Huckabee: Romney should apologize for health plan

Friday, February 18, 2011, Vol. 35, No. 7

WASHINGTON (AP) — Former Arkansas Gov. Mike Huckabee said Wednesday that potential White House rival Mitt Romney should offer an apology for the health care overhaul he oversaw as Massachusetts governor.

"I think it's not a killer for him. But he has to say either 'I love it,' 'I hate it,' or, 'Hey I tried it, it didn't work and that's why I would say to you, let's not do it nationally,'" Huckabee said.

"He's got to figure out how he wants to deal with it. It's the 800-pound elephant in the room for him," said Huckabee, who is on tour to promote his latest book, "A Simple Government: Twelve Things We Really Need from Washington (and a Trillion That We Don't)."

Romney's health plan in Massachusetts has many similarities to the national overhaul that President Barack Obama championed, including requiring coverage and fines for those who do not have insurance. Conservatives who are likely to choose the Republicans' presidential nominee loathe Obama's plan and equate it to socialism, while Romney has said that his plan worked for Massachusetts but should not be applied from coast to coast.

In the paperback edition of his book "No Apology: Believe in America," Romney calls the Democrats' plan an unconstitutional power grab that took a one-size-fits-all approach that cannot work. He blames the Massachusetts legislature for altering his plan and the current Democratic governor, Deval Patrick, for poorly implementing it

During his 2008 campaign, Romney said he would have structured the plan differently but said the Massachusetts plan worked because everyone had health coverage.

Huckabee said the only explanation Romney should consider is a complete reversal.

"The position he should take is to say: 'Look, the reason Obamacare won't work is because we've tried it at the state level and we know it won't work,'" Huckabee said, offering an unsolicited script to his fellow former governor.

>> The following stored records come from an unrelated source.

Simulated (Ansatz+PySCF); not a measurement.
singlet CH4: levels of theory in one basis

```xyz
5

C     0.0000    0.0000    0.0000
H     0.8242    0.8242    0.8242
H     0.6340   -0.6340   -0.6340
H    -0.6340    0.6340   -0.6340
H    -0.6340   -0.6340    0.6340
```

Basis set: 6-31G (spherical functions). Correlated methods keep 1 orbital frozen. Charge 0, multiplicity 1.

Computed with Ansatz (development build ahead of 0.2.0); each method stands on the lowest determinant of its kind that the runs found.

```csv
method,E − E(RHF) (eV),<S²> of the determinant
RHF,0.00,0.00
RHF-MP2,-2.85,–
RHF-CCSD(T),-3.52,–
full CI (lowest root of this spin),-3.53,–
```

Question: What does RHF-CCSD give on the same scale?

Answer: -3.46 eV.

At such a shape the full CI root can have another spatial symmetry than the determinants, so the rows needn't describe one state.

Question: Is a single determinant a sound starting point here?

"'We gave it our best shot and I'm proud we tried it because — in a world where we all agreed something needed to be done — we thought this might be a way to fix the crisis we had in health care. Our experiment did not turn out as we had hoped. It cost more, waiting times were higher, quality of care went down, people were greatly dissatisfied and it ended up having almost the polar opposite effect of what was intended.'"

Huckabee, who is mulling a second White House run, is on a book tour that takes him through Washington and then Iowa and South Carolina, early nominating states. He said he has not yet made a choice whether to run again for president and said it will be months before he reaches a decision.

Romney, too, is weighing a second presidential bid. But questions about his health care overhaul dog him and his potential rivals have not shied from pointing out the similarities to Obama's efforts. Romney is not expected to make a decision to enter the race until after March.